Espgaluda (2003): Once upon a time, there was a peaceful kingdom named Shinra, ruled by a line of queens with supernatural powers. The current king, Jakou, decides to conduct a number of experiments to induce this power in his children as well as harness it for military purposes. Two of his children, Ageha and Tateha, are rescued from his grasp and taken into hiding by a man named Hiodoshi. Eventually, Jakou's forces track them down...
Espgaluda DX (2005)
Espgaluda II (2005): It has been three years since the first game, the events of which are known as the "Great Shinra War." The ruling family of another country named Soma decide to salvage Jakou's research and create an organization called the Spirit Society, dedicated to producing more children with psychic powers. One of the products of these experiments, Asagi, flees and joins Ageha and Tateha.
Attractive Bent-Gender — Depending on your preferences, any of the characters' alternate forms could be this. In Espgaluda II this is made more intentional.

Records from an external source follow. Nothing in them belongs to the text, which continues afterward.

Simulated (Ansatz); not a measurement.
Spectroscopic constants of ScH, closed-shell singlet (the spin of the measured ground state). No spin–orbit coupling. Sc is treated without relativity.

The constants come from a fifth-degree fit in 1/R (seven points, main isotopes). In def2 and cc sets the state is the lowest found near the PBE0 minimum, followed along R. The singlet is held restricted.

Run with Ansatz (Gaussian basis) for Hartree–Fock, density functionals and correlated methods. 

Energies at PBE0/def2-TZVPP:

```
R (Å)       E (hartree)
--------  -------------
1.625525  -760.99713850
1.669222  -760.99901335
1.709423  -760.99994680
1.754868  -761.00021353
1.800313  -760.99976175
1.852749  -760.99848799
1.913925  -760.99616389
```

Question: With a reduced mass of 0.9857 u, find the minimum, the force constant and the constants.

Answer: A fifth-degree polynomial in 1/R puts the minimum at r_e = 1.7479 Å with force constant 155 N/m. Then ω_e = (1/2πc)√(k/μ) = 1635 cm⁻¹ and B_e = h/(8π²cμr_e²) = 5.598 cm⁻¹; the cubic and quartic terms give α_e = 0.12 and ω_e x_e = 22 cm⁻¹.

Bare Your Midriff — Ageha's female form in Espgaluda II. Tateha's male form in both games, with much tougher abs in the second game.
BFG — Madara, the midboss of Espgaluda II stage 2, carries one.
Bullet Time — The effect of being in Awakening mode and having spare gems.
Creepy Child — The Alice Clones from ESP Ra.De return for the final stage of both games in this series.
Cyborg — Seseri, after the first stage of the first game.
Dude Looks Like a Lady — If not for the first game and the other two characters as references, you might not realize that Asagi's alternate form is supposed to be a boy, especially thanks to the artwork showing that this male form's shoes have higher heels, and the book is changed to a stuffed bunny head.
Evil Counterpart — Kujaku, the final boss of the first game, is able to do gender-changing Awakening just like the player characters.
Evil Laugh — Madara, the boss with the multi-part tank in Espgaluda II.
Fan Service Pack — In Espgaluda II, Tateha and Ageha have aged a bit, and their clothes for their female forms are noticeably more revealing. Almost literally for Seseri, who was rebuilt to look like she had aged as much as the main characters. (not counting her playable version in Espgaluda II Black Label)
Gender Bender — The core gameplay mechanic for high scoring. The final boss of Espgaluda can do it too. In Espgaluda II, this game mechanic is required for unlocking the fight against True Seseri, and the final boss is a fusion of a boy and a girl.
Guest Fighter — The PS2 port's arrange mode has a character who plays just like J-B 5th, and one who plays just like Irori Mimasaka.
Guide Dang It — The scoring system, especially the Awakening Overdrive mode for Espgaluda II. Then there's the whole gameplay for Espgaluda II Black Label.
Incest Subtext — In the second game, Tsubame and Janome unify into a single being named Kujaku as the final boss. There is a lot of additional subtext between them shown in Asagi's ending. Also present in Ageha's ending, between him and Tateha.
Innocent Flower Girl — Janome, the boss of Espgaluda II stage 3, is strongly linked with flowers. She turns not-so-innocent when she becomes a boss of a Cave game.
Long Song, Short Scene — Unless you're listening to the soundtrack, you won't get to hear the entire stage song in some levels.
Mad Scientist — In the first game, Ageha & Tateha's father is an evil king who experimented on his own children in order to induce Psychic Powers. In the second game, the Spirit Society is doing this on a larger scale on many children.
Magic Pants — An interesting example, in that the characters' clothes magically transform to be appropriate for their current gender, for certain definitions of "appropriate."
"Well Done, Son" Guy — Seseri's motivation for wanting to kill Ageha and Tateha, since she was not born from a psychic queen like they were. When she is defeated in the second game, she even says, "Father, I'm sorry..." as she dies.